So. Yeah. We went to the Skating Princess Bonanza. And the Girl hasn't stopped twirling since. Strawberry Shortcake? Who is this Strawberry Shortcake? We've moved on to All Cinderella, All The Time. Sheesh. Maybe I can at least get her over to Mulan's camp. I think I can. When Mulan came out, she whispered in awe, "She skates sooo pretty. And she's so pretty. I want to take her hooooome."
Oh, all right, it was a decent show, except for the blatant "hey, look at us, we're a happy heterosexual two-parent, two-child, boy/girl, nuclear family going gaga at Disney World and shelling out a god-awful amount of money to make it look like we're all SO FRIGGIN HAPPY--and we're doing it ON SKATES" moment at the beginning. I admit, I threw up a little in my mouth. And at one particularly gagging princess-gets-saved-by-her-one-dimensional-prince moment, the dry ice started up and the Boy asked me, "Why is it all smokey?" "Because this is the mooshy part, with all the loooove, blahde blah blah," I answered. Erm.

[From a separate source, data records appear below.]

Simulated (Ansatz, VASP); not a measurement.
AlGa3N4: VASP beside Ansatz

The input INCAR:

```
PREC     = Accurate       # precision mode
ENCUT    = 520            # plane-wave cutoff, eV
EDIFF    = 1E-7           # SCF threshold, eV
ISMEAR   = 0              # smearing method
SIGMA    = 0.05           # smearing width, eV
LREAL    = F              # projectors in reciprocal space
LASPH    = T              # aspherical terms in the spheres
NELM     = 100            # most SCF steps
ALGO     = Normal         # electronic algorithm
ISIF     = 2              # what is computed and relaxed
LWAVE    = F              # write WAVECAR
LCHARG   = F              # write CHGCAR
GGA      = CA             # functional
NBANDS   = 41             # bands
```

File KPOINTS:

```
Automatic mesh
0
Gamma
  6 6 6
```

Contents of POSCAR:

Aw, but dang. There was some spectacle. And the kids loved it. And hey! Anyone else who has seen this--confirm or deny for me. I swear, I swear, that during the initial Aladdin skit, when Jasmine's doing her exposition schtick about how she has 3 days to marry, she says, "Jasmine, you have to marry a prince--or a princess--in 3 days!" Am I wrong? Did I mishear? I hope not. It kinda made me fall in love with Walt all over again.